Exactly one year ago today, Greg deployed. I had no frame of reference with which to face the time ahead, no way of knowing how hard it would be, or how well I would adapt, how painful and broken I'd feel, or how independent I would become.
Life experience, pain, and love has a way of shaping a person; of refining character, and showing in stark relief both God-given strength and my own human weakness. I am both more impatient and more long-suffering than I'd ever realized. I also care more about some things and care less about others. I've found that I can be unbelievably organized and well-prepared, though I still wistfully look back on the days when I could get by with all ends loose and flying in the wind.
In being alone, it seems that I have finally gotten to know myself, which has been a very interesting, enlightening, and sometimes not entirely pleasant, experience. I feel older, and I certainly hope that I'm at least a bit wiser.

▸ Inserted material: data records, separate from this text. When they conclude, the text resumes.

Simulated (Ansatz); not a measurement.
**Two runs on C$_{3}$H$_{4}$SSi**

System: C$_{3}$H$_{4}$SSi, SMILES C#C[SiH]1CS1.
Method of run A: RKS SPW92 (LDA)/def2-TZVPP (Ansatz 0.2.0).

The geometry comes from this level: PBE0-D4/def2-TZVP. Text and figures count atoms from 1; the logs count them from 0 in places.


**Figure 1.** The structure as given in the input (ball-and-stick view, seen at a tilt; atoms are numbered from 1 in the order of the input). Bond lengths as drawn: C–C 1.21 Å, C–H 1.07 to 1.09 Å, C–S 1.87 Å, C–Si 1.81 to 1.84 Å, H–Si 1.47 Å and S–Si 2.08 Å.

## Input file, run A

The deployment has been shortened just a bit, so within the next two months, we should be together again (no solid dates for security purposes). Greg and I have lived an entire year of life experiences apart. It will be an adventure to become fitted together once again. I am excited and mildly anxious all at once. It will be good to be together at last.
5 comments:
I can't really imagine dealing with that circumstance. It just seems too big. But I will say I have indeed seen growth in you this past year. I say that carefully, not intending it to sound as if I thought you needed to grow. I sense a "centering"...a balance that I can feel even from a distance. I don't wish upon anyone those difficult experiences that force us to grow at times, but the growth itself is a good thing. It's just easier to talk about in hindsight!
You are an increddible woman, wife, mother. Even though you may feel older, you still look young and beautiful! I'm glad that Greg will be home soon. I can only imagine the mixed emotions you must be going through. Keep your head up and hopes high. We're praying for you continuously.
That was powerful. Yeah! I am so glad he is coming home safe and sound to you.
It's amazing what you can humanly endure when you have no choice but to rise to the occasion as you have done, Faith. You've had to be resilient and you are by the power of God.
I know what it's like to have my dad gone for two years to Vietnam with little to no contact back then. I know what it's like to have our son (Greg) on three deployments in Afghanistan and Iraq. But I don't know what it's like to have my husband at war. I don't know what it's like trying to manage every aspect of home life and tend to the needs of four children and be strong for them, when there are times when you feel like crawling into a ball and sobbing. You've survived! You've maintained your sense of humor when things get out of hand and made light of the absurdity it all.
I am so proud of how you've managed life as an Army wife. It's so awesome how you've started "meet-up" groups via the Internet everywhere you've moved. You've created mom's groups and knitting groups by introducing yourself online, and in some cases, even before you arrive at the destination. I think that's the greatest thing to make connections at every place you've been stationed. You've influenced a lot of women with your faith and your talent.
Also, I want to commend you on creating this blog and keeping up with it. I know it takes a lot of time and I appreciate the effort you put into it. What a blessing to be able to stay connected with all of you! Blogging and Skyping are our only tangible methods of staying in touch. It means so much for us to see pictures on a continual basis.
I can't wait for when you and Greg will be reunited and for the vacations you've planned to make up for all that lost family time. Faith, you deserve a medal of honor for all the time you've served! Praise God it's almost over.
You're the greatest!
I Love You,
Jill
i love you faith. through the years you have been such an inspiration to me, as well as many others i'm sure. your love for life and your family is never-ceasing, ever showing, and always growing. your strength and independence has obviously deepened, even more the last year, and i can't wait to see you and the kids again. i know throughout life, even when we're apart, you'll be an encouragement for me. i hope that life brings our families together again soon.